The RCMP representative also complained of the lengthy delays — up to two weeks at times — in receiving court disposition documents from the court office in order to update their police database.

Concerns were expressed over how, for example, delays in inputting details of a no-contact probation order in a domestic case could put people's safety at risk, since responding officers would be unaware of the new conditions imposed on an offender.

Inmate transportation and late start times

The documents show that defence lawyers are growing frustrated with the late arrival of inmates to the courthouse — given the limited amount of court time on any given day — from the remand centre in The Pas, a nearly 400-kilometre drive.

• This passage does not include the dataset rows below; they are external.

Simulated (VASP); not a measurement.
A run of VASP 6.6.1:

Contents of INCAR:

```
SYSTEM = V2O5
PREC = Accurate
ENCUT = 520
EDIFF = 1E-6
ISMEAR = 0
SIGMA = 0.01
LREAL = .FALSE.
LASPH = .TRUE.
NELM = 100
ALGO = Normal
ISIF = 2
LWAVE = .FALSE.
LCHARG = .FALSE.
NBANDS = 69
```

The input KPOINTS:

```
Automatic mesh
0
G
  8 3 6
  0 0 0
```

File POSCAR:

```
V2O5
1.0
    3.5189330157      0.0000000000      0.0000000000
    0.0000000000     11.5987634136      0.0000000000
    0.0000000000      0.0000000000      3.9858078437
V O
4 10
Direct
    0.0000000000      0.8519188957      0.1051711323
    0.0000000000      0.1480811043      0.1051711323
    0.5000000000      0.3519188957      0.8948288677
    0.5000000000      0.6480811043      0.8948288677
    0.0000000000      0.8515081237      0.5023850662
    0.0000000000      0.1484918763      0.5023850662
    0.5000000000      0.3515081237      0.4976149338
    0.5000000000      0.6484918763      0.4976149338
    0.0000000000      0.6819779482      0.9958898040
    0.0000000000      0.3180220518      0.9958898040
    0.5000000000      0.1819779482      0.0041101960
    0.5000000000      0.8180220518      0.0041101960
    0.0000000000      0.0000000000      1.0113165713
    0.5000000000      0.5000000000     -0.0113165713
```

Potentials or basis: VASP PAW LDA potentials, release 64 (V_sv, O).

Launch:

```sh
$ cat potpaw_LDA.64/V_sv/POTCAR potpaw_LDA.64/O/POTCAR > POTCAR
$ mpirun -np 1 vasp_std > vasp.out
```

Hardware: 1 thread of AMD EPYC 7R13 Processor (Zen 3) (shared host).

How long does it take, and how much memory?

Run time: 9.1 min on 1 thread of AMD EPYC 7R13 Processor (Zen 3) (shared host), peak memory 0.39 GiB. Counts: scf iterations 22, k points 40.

When it was suggested that inmates should arrive in the Thompson courthouse for 9 a.m., Darcy Blackburn, the executive director of sheriff services, said her team often has to arrange for same-day flights out of remote communities to get them to their hearing.

Poor technology and little access to clients

The records reveal the lack of basic technological amenities such as reliable Wi-Fi signals or cell phone service throughout the court hinders the ability to introduce simple tech solutions. They also suggest some lawyers don't use computers in their day-to-day work, and so would likely not adopt certain proposed tech solutions.

Provincial court judge Theresa McDonald, who at the time of the meetings was a director for Legal Aid, stated that many lawyers in Thompson have raised concerns over their inability to get in touch with their clients when they are behind bars.

One Thompson lawyer said when he uses the jailhouse telephone system managed by the company Synergy to contact a client, they sometimes cannot hear him and leaving a message costs money.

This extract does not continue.